Background: OpenAFS is vulnerable to crashing in the linux kernel symlink
code when running on kernel versions between 2.6.10 to 2.6.12. This also
includes all RHEL4 kernels, because RHEL4 includes the code from 2.6.10. The
problem is that the symlink text caching API, page_follow_link() et al, is
unsuitable for network filesystems where the page cache may be invalidated
in parallel with a path lookup.
This crash can be triggered easily by doing a bunch of path lookups
involving symlinks (e.g., stat() on various files pointed to through links),
while simultaneously running 'fs flushvol' on the volume containing the
symlinks.
The simplest way to fix this problem is to disable the use of symlink text
caching when the kernel does not provide a usable symlink API.
Based on Chris Wing's analysis which stated in part:
GFP_NOFS tells the allocator not to recurse back into the filesystem if it's
necessary to free up memory. However, vmalloc() does not have such an
option. Therefore, calling osi_Alloc() to request more than a page of
memory may end up recursing back into AFS to try to free unused inodes or
dentries.
In this case, what happened was that osi_Alloc() is called within an
AFS_GLOCK(); osi_Alloc() calls vmalloc() which tries to free dentry objects,
which then calls back into the AFS module. Unfortunately, AFS_GLOCK() is
already held and we deadlock.
The afskfw library contains an unprotected call to krb5_free_context
which can result in krb5_free_context being called with a NULL pointer.
MIT's Kerberos libraries do not check that the pointer is non-NULL and
will attempt to use it as a valid pointer which will in turn result
in an invalid memory access error.
This library is used by afslogon.dll which is loaded by winlogon.exe.
If the krb5 profile is invalid, the krb5_init_context call will fail
to allocate a krb5_context structure which can then result in
krb5_free_context being called with a NULL pointer.
An unhandled exception within winlogon.exe will cause a blue screen event
on Windows 2000, XP and 2003.
add a new Windows only pioctl VIOC_PATH_AVAILABILITY that is used
to query the server status for a specified path. Return values
include:
online
offline
all busy
all down
not afs
Fix eventlog reporting. Do not attempt to log an event if the event
source registration fails. Use DebugEvent0 instead of DebugEvent
when there are no parameters.
Modify the LOOKUPKEYCHAIN macro to recognize ERROR_MORE_DATA errors.
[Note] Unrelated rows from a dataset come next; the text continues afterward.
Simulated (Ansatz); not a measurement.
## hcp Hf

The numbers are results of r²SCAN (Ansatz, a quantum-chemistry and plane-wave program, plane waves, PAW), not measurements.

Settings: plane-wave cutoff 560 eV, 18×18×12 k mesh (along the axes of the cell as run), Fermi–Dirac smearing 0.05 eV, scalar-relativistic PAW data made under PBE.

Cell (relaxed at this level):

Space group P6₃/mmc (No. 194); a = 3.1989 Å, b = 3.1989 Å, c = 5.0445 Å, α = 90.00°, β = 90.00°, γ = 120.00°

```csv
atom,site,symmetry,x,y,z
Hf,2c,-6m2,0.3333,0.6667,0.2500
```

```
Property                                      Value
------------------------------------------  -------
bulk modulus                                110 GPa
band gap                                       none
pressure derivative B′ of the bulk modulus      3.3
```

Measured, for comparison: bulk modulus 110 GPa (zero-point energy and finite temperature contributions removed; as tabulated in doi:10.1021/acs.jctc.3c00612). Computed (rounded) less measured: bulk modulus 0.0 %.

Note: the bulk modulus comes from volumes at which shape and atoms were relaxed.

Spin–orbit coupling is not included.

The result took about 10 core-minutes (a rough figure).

Fix the reading of Domain specific configuration for LogonScript and
TheseCells. Previously the dwSize value was being overwritten so that
subsequent RegQueryValueEx call would fail.
Fix a memory leak in the TheseCells reading code.
Add support for Domain specific "Realm" specification. The realm is
the realm to be appended to the username. When logging in as a domain
or to the local machine, the specified "Domain" name is not going to be
a valid realm name.
Construct a proper principal name based upon the domain specified realm
for use in obtaining tokens with KFW.
If the domain specified "TheseCells" list includes the default cell,
do not obtain tokens twice.
There are two serious problems with integrated logon:
(1) openafs afslogon.dll obtains Kerberos v5 tickets and then forwards them
into the logon session. This was done because MIT KFW did not have
such functionality. As of KFW 3.1, KFW does, so we are removing it.
the functionality worked by copying the credentials to a FILE ccache
and then using the Logon Event Handler to move the credentials into
an API ccache and delete the temporary file. For non-interactive
logons the Logon Event handlers do not get triggered. Neither do
LogonScripts get executed. As a side effect, for each logon a
credential cache file was left behind.
(2) when combined with non-interactive logons, there are some very bad
side effects if a network provider performs Kerberos v5 operations.
Each logon occurs in a new logon session and will spawn a private
copy of krbcc32s.exe.
As a result, integrated logon is being disabled for non-interactive
logons.
Improve cache manager performance behind NATs:
* drop cm_daemonCheckUpInterval from 10 minutes to 4 minutes to bring
it under the minimum recommended default port mapping idle timeout
value for NATs
* when a timeout on an rx connection occurs, retry the request once
after forcing a new rx connection. If there was a NAT and the port
mapping changed, the server would respond to the original addr:port
associated with the rx connection. Forcing a new connection will
allow the request to be responded to if the server is accessible.
This should eliminate the UP-DOWN-UP-DOWN bouncing that user's have
seen when working from behind a NAT.
move the AFS Server Manager and AFS Account Manager data cache from
the TransarcCorporation key to the OpenAFS key. The data formats are
not compatible between the two versions and we don't want to be forced
to erase data if users switch back and forth between the two products
during OpenAFS evaluation.
Move the detection of which LAN adapter to use from smb_Init to
smb_NetbiosInit so that it is executed after the service is resumed
via a power management event. Otherwise, when the network comes back
up the service attempts to bind to all LAN adapters instead of just
the loopback or the configured one.
find lana by name is used by the afs control panel to populate the
lana list box. don't use the function to find by name. just use
it to generate the list of all lana names.